THE DOLLAR AT RISK
By Peter H. Lester, Sr.
One of my favorite quotes concerning money is from Adam Smith. Written in 1776 in his book Wealth of Nations, the statement is as true today as it was then:
“Money is not the invention of the State. It is the product of man’s division of labor and exchange economy.”
To understand what he meant – it is easier if we imagine the value of money to Robinson Crusoe. For him, his immediate needs are food, shelter and water. He has no need to accumulate wealth. He has no one to trade with as there is no one else on the island. In short, he has needs - but one of those needs is NOT to buy and sell anything. He is the sole supplier and purchaser.

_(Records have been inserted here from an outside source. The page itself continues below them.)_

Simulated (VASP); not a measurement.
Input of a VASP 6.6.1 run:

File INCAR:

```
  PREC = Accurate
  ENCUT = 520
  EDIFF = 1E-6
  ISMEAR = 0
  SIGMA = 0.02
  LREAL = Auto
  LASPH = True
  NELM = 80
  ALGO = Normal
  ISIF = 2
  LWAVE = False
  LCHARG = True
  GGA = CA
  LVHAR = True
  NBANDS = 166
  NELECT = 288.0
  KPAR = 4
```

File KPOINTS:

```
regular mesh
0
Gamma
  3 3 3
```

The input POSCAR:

Societies create money as a medium of exchange. For money to be effective in accomplishing this, there must first be a need. This need is created when citizens in a society begin to specialize – do what they are most talented at doing. When this begins to happen, initially, bartering is sufficient. At this stage, a farmer can trade a bushel of corn for some fish. The fisherman can take the corn, and trade it to the herder for some milk from his cows. But as societies become more complex and more specialized, bartering is inefficient.
It is at this point that societies find a need to create money. For the money to function properly, it must: be a medium of exchange, be a store of value, be divisible, portable and recognizable.
Problems arise when governmental authorities assume control over the money supply and certainly become exacerbated when the money supply is mismanaged. At various times in history, currencies have been poorly managed to the point that the currencies are no longer accepted by the populace. You see, the populace gets it, but the government does not.
Eventually, Gresham's Law takes over (look this one up). The populace will reject the currency. The farmer realizes that by accepting the currency for his produce – he is assuming risk. In the farmer's mind, there is enough risk in planting seed, hoping for rain and a timely, fruitful harvest. He does not wish to take additional risk embedded in a poorly managed currency.
When currencies are mismanaged, one of three things happens:
1) the country reverts to bartering (black market)
2) the citizens begin to accept and hoard other more stable mediums of exchange (other currencies)
3) the citizens turn to commodity-based currencies (gold, silver, gems) – items which in and of themselves are recognized as valuable (they have intrinsic value and do not rely on faith).
For decades, the dollar has been the preferred currency the world over. We did not mandate this. Rather, citizens of other countries have preferred the currency over and above their own. This has frustrated other governments, who would prefer their citizens accept their printed paper. However, up until now, few currencies have been as stable, recognizable, and reliable as the dollar. This may be about to change.
We have discussed on several occasions in class that the current course our government is taking with respect to the US dollar is potentially damaging to the currency and its ability to function as a medium of exchange. It is my hope the Federal Reserve and Treasury will return to a policy that is more fiscally responsible in the near future before more damage is done in diluting the value of the dollar.